IN THE war against drugs, Scotland has lost every battle. Scots are taking
more illegal drugs than ever before, starting at a younger age, consuming
for longer and enjoying a wider selection of chemical stimulants,
hallucinogens and depressants. Availability has doubled, the street price
has halved and in many areas of Edinburgh and Glasgow you can have heroin,
cannabis or cocaine delivered faster than a pizza.

The statistics, stripped of the cloak of human interest, are depressingly
frank. In Scotland, an average of 300 people die of drug abuse each year,
almost three times the rate of Holland, a country with a population three
times the size. In Glasgow, where half of all our problem drug users
reside, the figure has exploded by almost 80 per cent in the last eight
years to 15,368.

Drug smugglers are now so successful prices have dropped to within reach of
pocket money. Temazepam tablets are as little as pounds1 while ecstasy,
cannabis and amphetamines can be bought for a fiver.

In police enforcement, the number of offences under the 1971 Misuse of
Drugs Act was 5,000 in 1988. This has leapt to 29,000 in 1997.

A possible bright note is that seizures of controlled drugs in the past
decade have increased by more than 350 per cent, from 6,000 to 28,000, a
spot that dims considerably as drug workers conclude that seizures have
made no difference to supply on the streets.
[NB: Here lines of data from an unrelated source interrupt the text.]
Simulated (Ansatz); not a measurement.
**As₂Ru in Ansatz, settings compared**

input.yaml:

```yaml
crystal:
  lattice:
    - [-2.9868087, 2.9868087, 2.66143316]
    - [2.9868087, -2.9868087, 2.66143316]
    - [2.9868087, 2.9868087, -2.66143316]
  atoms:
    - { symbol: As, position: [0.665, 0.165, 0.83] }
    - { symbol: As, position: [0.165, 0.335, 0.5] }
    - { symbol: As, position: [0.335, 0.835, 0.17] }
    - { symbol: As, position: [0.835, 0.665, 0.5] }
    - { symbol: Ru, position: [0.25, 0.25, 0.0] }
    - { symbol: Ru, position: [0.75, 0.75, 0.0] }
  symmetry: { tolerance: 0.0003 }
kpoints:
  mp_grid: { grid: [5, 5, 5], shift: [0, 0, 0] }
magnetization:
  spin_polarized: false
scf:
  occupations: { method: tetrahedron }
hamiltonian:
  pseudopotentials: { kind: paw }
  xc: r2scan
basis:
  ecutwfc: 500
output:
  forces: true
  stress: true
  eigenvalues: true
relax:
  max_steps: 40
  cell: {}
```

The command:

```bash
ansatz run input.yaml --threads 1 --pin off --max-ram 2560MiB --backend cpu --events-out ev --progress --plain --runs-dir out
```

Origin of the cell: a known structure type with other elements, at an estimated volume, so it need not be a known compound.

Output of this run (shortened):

It is official: Scotland, whether we choose to admit it or not, is hip-deep
in drugs.

Yet, almost a million parents teenagers and children approve - 22.5 per
cent of the Scottish population have taken illegal drugs. The dilemma
facing the Scottish executive is that the vast majority of illicit drug
users are gainfully employed and happy to drift into a heightened state on
ecstasy over the weekend, mellow out over a joint or burn up a Friday night
on speed or cocaine. They don't register on official statistics because
their lives haven't unravelled.

The creation of the Scottish parliament has given a new impetus to the
fight against drugs, away from those dark days of politicians in baseball
caps talking to "da kids".

Action in Partnership, the Scottish executive's document, has linked up the
country's disparate drug agencies . Critics, however, insist they are
turning back towards the past and an adaptation of "Just Say No", where
young people are consistently presented with the worst-care scenario, an
image regularly shattered by the experience of their friends.

Over the next few years a co-ordinated approach will be set up, each school
will have effective management for drug misuse, training and education on
the dangers . Drugs are to be tackled across four fields: young people are
to be better informed; there will be support for communities ; treatment
for addicts is to be improved; and availability of drugs is to be reduced.

At Scotland Against Drugs, the government's prevention agency, director
Alastair Ramsay is asking for time. "We've never been so co-ordinated and
we need five years to see if the approach works. If it doesn't, I think
Angus McKay [minister for drugs misuse] is a big enough man to say this
worked and we will continue it or this didn't work, what else can we try?"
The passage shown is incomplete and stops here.